MUNICH: Nato Secretary General Jens Stoltenberg is Saturday expected to tell a major security forum in Germany that allies must provide Ukraine what it needs to defeat Russia, as Kyiv pleads for more weapons.
“We must give Ukraine what they need to win and prevail as a sovereign, independent nation in Europe,” he will tell the Munich Security Conference, according to excerpts of his speech seen by AFP.
His comments to world leaders will come ahead of the one-year anniversary of Russia sending its troops into Ukraine, bringing war to Europe for the first time in decades and upending the global security landscape.
Allies, led by the United States, have sent billions of dollars of armaments to Kyiv, from artillery to air defence systems, but Ukraine says it needs more to launch a successful counter-offensive.
Stoltenberg will back Kyiv’s calls, telling the conference “we must sustain and step up our support for Ukraine.
“Putin is not planning for peace. He is planning for more war.”
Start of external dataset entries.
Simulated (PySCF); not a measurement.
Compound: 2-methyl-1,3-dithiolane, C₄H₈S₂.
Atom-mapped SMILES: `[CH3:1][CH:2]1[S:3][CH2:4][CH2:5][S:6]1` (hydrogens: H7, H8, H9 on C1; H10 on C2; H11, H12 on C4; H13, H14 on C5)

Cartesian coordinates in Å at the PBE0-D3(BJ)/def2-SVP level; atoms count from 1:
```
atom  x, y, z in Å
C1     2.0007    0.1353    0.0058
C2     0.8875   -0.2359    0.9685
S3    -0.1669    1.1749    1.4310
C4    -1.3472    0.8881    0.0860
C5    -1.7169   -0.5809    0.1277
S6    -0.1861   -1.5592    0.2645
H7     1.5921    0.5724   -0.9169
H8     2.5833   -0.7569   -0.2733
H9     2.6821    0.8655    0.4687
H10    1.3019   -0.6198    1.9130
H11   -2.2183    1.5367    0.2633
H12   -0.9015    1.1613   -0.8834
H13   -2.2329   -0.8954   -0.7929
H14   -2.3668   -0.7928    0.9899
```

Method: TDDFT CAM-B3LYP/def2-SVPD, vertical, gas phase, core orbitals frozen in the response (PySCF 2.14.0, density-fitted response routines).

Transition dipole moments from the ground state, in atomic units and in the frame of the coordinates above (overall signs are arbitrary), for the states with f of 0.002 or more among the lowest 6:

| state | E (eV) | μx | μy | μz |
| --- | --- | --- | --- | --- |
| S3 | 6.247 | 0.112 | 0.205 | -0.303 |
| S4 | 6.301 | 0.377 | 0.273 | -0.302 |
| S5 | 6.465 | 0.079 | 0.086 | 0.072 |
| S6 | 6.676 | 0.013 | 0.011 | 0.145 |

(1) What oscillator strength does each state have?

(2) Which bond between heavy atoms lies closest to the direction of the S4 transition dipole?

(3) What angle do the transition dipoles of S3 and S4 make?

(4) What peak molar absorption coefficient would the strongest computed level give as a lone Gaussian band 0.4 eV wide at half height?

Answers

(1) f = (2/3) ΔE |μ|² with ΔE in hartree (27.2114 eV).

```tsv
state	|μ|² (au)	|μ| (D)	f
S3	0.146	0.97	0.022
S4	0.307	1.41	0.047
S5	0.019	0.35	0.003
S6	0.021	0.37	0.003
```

Opening the conference Friday, Ukrainian President Volodymyr Zelensky urged allies to speed up their support, while European powers pledged to intensify their backing.
Stoltenberg will also warn that Russia’s invasion has exposed the dangers of Europe’s over-reliance on authoritarian regimes and should serve as a lesson.
“We should not make the same mistake with China and other authoritarian regimes,” he will warn.
The Ukraine war has stoked fears among Western powers that China could try something similar in Taiwan, a self-ruled democratic island that Beijing claims as part of its territory.
The three-day security conference is being attended by dozens of senior figures, including the leaders of Germany and France, US Vice President Kamala Harris, US Secretary of State Antony Blinken.
European Union chief Ursula von der Leyen told a security forum that allies must “double down” on military support for Ukraine, as it fights back against Russian forces.
“We have to double down and we have to continue the really massive support that is necessary (so) that these imperialistic plans of (President Vladimir) Putin will completely fail,” she told the Munich Security Conference.
President Joe Biden will be “messaging” Russian counterpart Vladimir Putin when he speaks in Warsaw next week, while hailing Nato’s unprecedented effort to help Ukrainians save their country as the war reaches the one-year mark.
The White House says Biden will give the speech in Poland—a key US ally and fulcrum of vast efforts to arm Ukraine and receive refugees—on Tuesday.
That’s the same day Putin is set to give his own speech in Moscow, three days from the February 24th anniversary of Russian tanks rolling into Ukraine.
Biden will be commemorating the partnership between Nato countries and what was to many an unexpectedly well-organised Ukrainian military, which has not only repelled Russian forces from the capital but recaptured swaths of territory.
Biden will touch down in Warsaw on Tuesday and meet with Polish President Andrzej Duda. On Wednesday he meets with leaders of the Bucharest Nine, a group of Nato members in eastern Europe—Bulgaria, Czech Republic, Estonia, Hungary, Latvia, Lithuania, Poland, Romania and Slovakia.